This exhibition will be part of Stand Out, a special section curated by Luke Syson for Frieze Masters.
Plaster as a material for creating sculpture has been used since antiquity. Throughout the centuries it was the medium for an artist's first creative ideas. It could not only serve as a model to transfer those ideas into marble or bronze but also as a way to faithfully copy and preserve them. Without plaster, the ideas of the antique world would never have been disseminated so widely from the Renaissance onwards and notably by the great art academies of Europe. Many works of sculpture presented at the official Salon in Paris were first exhibited in plaster.

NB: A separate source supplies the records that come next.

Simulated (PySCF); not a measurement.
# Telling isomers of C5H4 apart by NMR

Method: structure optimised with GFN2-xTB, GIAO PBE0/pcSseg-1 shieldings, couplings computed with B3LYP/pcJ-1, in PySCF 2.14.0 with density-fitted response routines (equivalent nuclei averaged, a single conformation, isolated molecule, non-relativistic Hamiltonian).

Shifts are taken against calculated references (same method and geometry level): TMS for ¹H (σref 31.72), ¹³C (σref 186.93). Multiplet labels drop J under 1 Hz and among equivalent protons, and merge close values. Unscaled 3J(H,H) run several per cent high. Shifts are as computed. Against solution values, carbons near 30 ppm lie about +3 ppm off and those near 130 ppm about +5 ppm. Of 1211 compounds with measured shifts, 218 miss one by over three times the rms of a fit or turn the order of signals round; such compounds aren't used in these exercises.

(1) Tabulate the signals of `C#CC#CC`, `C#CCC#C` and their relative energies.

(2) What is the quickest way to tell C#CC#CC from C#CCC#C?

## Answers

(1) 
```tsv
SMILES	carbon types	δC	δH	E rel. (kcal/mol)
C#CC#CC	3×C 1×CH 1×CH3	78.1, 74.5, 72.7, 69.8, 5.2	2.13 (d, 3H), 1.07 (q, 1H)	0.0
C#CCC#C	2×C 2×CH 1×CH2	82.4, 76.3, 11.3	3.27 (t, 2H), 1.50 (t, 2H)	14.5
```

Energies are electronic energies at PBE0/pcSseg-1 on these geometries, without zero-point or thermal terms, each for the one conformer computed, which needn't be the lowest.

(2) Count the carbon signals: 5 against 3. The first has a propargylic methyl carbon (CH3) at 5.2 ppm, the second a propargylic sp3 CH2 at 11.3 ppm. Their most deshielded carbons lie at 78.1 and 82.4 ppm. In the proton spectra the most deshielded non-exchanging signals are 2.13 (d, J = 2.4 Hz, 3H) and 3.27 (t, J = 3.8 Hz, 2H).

Plaster is not always white; its natural appearance can be concealed by tinting to resemble bronze and terracotta or be polychromed and even gilded. For Auguste Rodin plaster was a preferred means of expression – his virtuoso handling of the material held infinite possibilities. Yet, almost paradoxically, a medium so close to the artist’s hand has often been incorrectly regarded as secondary in a sculptor’s oeuvre.
PLASTER!, featuring sculptures by Rodin, Jean-Joseph Carriès, Théodore Géricault, Arnold Böcklin, Germaine Richier, Maria Bartuszová and Rachel Whiteread amongst others, challenges this view and aims to refocus our attention and understanding of the medium within the world of sculpture.